In the first five months of 2024, performance of the MSCI ACWI ESG Indexes and MSCI ACWI Climate Indexes was mixed, while the MSCI ACWI Socially Responsible Investing (SRI) and MSCI ACWI Climate Paris Aligned Indexes underperformed by -4.5% and -1.4%, respectively. To better understand these differences, we look at how the indexes’ exposures to factors, sectors and specific stocks have influenced their performance.
Performance of the MSCI ACWI ESG and MSCI ACWI Climate Indexes through May 2024
The MSCI ESG and Climate Indexes’ methodologies neither overweight factors or sectors nor impose neutrality. In combination with sustainability and climate metrics, however, they may favor one or more factor or sector over the others to influence stock selection and, thus, performance.

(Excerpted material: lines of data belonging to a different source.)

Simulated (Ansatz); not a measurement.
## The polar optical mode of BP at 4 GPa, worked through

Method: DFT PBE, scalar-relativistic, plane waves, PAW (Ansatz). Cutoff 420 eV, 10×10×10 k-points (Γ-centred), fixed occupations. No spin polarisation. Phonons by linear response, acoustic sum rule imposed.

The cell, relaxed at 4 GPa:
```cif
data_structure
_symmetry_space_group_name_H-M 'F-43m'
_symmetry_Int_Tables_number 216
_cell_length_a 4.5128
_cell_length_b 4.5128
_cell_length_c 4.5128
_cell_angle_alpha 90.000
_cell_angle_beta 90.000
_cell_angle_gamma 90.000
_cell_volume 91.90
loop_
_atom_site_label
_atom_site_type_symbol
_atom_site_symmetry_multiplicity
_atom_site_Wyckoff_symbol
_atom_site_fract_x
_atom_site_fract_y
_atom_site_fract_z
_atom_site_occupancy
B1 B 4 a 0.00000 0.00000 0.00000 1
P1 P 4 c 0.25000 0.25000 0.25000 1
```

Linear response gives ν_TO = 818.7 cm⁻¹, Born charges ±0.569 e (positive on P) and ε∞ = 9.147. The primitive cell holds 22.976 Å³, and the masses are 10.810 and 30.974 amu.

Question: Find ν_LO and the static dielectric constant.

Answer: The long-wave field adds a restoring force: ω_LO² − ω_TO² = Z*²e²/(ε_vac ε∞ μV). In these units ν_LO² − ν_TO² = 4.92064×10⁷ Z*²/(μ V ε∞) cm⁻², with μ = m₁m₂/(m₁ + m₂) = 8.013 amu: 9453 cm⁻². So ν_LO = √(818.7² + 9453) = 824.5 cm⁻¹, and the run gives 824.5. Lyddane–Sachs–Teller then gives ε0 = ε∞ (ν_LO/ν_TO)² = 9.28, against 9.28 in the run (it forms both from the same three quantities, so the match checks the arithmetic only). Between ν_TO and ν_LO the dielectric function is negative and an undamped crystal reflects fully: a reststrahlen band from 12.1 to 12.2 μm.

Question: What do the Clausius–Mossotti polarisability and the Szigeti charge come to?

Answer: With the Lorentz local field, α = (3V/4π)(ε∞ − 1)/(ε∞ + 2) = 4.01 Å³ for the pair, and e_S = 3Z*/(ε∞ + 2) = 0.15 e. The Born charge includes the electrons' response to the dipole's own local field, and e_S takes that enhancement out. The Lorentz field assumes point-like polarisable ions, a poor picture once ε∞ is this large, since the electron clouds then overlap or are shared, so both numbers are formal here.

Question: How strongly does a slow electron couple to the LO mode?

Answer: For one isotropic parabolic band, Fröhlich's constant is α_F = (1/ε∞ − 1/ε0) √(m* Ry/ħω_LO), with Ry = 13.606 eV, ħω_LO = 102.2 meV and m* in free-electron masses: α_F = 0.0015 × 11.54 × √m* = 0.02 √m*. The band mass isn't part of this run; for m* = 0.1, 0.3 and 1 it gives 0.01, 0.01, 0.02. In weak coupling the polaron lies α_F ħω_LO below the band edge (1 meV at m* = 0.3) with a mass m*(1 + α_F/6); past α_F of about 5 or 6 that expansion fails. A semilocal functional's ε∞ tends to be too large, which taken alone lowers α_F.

Factor, sector and stock exposures boosted performance through May
Our analysis showed that the MSCI ACWI ESG and Climate Indexes’ exposures to the value and momentum factors helped explain their differences in performance.
On average, from June 2023 through May 2024, the MSCI ACWI ESG Leaders and MSCI ACWI Climate Change Indexes’ momentum exposures aided their performance, whereas their value exposures detracted from performance.[1] By comparison, the MSCI ACWI SRI and MSCI ACWI Climate Paris Aligned Indexes’ exposures to both factors negatively influenced their returns.
Value and momentum exposures helped explain active performance differences
For the 12 months ending May 2024, the market did not appear to favor either value or growth. Momentum’s performance was strong, however, with the MSCI ACWI Momentum Index exceeding the MSCI ACWI Index by 17% (41% vs. 24%).
Over the same period, communications services and information technology (IT) were the highest-performing sectors,[2] as measured by the cumulative returns of the MSCI ACWI Communication Services and Information Technology Sector Indexes, returning 34% and 31%, respectively. Their performance was buoyed by members of the Magnificent Seven.
Exposure to IT and communication services yielded positive returns
As of May 31, 2024, the Magnificent Seven represented 18.7% of the MSCI ACWI Index and, by sector, represented 4.1% of communication services, 3.0% of consumer discretionary and 11.7% of IT. Although this group shares several characteristics, it is quite diverse in terms of key sustainability and climate metrics.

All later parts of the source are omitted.